The best books for starting school
02 September 2019
Starting school can be exciting for some children, but terrifying for others. We've rounded up some lovely books to help ease kids (and their parents!) into the new world of the classroom
Starting preschool books
Goat Goes to Playgroup by Julia Donaldson, £5.99
Humorously illustrated by Nick Sharratt and packed full of Julia Donaldson's distinctive rhymes and rhythms, Goat Goes to Playgroup is the perfect introduction to playgroups or nursery for toddlers.
“This is a favourite of my three-year-old. I know 'playgroup' makes it sound like toddler group but it's a nursery setting, very sweet and funny. DS likes matching up the parents with the children on the last page which shows home time.”
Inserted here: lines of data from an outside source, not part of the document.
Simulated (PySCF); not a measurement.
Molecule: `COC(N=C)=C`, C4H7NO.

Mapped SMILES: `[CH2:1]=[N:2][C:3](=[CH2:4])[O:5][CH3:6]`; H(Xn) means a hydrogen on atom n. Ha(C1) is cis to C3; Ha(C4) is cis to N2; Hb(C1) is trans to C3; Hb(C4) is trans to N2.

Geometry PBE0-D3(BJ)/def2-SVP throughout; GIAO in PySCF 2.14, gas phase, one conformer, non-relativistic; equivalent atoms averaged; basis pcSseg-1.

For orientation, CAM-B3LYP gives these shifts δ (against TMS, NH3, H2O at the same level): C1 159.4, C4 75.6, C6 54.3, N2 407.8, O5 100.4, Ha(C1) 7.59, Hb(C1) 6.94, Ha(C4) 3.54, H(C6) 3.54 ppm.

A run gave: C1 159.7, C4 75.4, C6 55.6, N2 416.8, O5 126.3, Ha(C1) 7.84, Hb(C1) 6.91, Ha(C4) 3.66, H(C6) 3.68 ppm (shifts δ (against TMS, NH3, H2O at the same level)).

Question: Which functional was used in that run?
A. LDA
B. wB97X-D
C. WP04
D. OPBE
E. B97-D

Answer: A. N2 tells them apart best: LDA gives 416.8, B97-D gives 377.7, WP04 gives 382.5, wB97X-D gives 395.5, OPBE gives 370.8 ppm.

Busy Nursery by Angie Rozelaar, £5.99
Busy Nursery is a thoroughly interactive board book, ideal for curious fingers and minds who want to experience nursery firsthand. The book's gentle rhymes and eye-catching illustrations go even further to bring the start of school to life.
“All these books are great. They're lift-the-flap but very sturdy – perfect for inquisitive babies.”
“My toddler likes the Busy Books series with all its wheels to spin and tabs to pull.”
My First Day at Nursery School by Becky Edwards, £6.56
The little girl in this vibrant, spirited book is initially not convinced about the benefits of this place called nursery (as opposed to those of her home and mother). However, all it takes is a bit of crafting, dancing and meeting new friends to get her to change her tune.
“My son starts nursery in September and the book has been a help. It is American but that's not a problem – the only different spelling in the book is 'Mom', which I change anyway.”
“I second this – fab. We still read it together now and she's starting school now. Really did the job for us.”
Starting school books
Starting School by Janet and Allan Ahlberg, £5.49
Fun and humorous, as well as reassuring, this tale from children's book veterans the Ahlbergs will surely ease any starting school nerves. Moreover, it simply serves as a lovely read too.
“I'd really recommend this – it has the loveliest detailed little pictures and is very informative for young children about lots of different aspects of school life.”
“DS loved Starting School. He could recite all the names of the children, I was not allowed to miss a single one. He loved their activities, the rhythm of their days, weeks and terms. The only disappointment he had was that their class had no bunny rabbit to look after!”
Come to School Too, Blue Kangaroo! by Emma Chichester Clark, £6.99
The Blue Kangaroo books are much-loved among Mumsnet users, and this one (the eighth in the series) is no exception. Sensitive and reassuring, its characters Lily and Blue Kangaroo demonstrate just how much fun there is to be had in the classroom.
“I recommend the Blue Kangaroo books as much as I can because DS loved them. We have most of them.”
“The great thing is, they aren't too bad to read aloud for the millionth time in quick succession!”
I Am Too Absolutely Small for School by Lauren Child, £5.99
Big brother Charlie reassures Lola when she claims her invisible friend is too nervous to go to school. The third title in the classic Charlie and Lola series from former Children's Laureate Lauren Child deals sympathetically with pre-school fears, as well as persuading the reader gently of the advantages of the classroom – such as being able to write to Father Christmas…
“10 out of 10 – my four-year-old daughter loves this book. It was the perfect preparation for reception as it covered many of the normal fears about starting school. A huge hit!”
“Another vote for the Charlie and Lola one… it's brilliant!”
Harry and the Dinosaurs Go to School by Ian Whybrow, £5.99
Harry and his dinosaurs are excited about their first day at school (and maybe a bit nervous). But when things don't go to plan, Harry's not so sure about school after all. This is a fun and lively twist on the school story that focuses on why making friends can make everything better. D'awww.
“It's quite realistic and not overly 'Hoorah! School!'. It quite subtly acknowledges that some children find it scary and want familiar things around them, but also shows the possibilities of school.”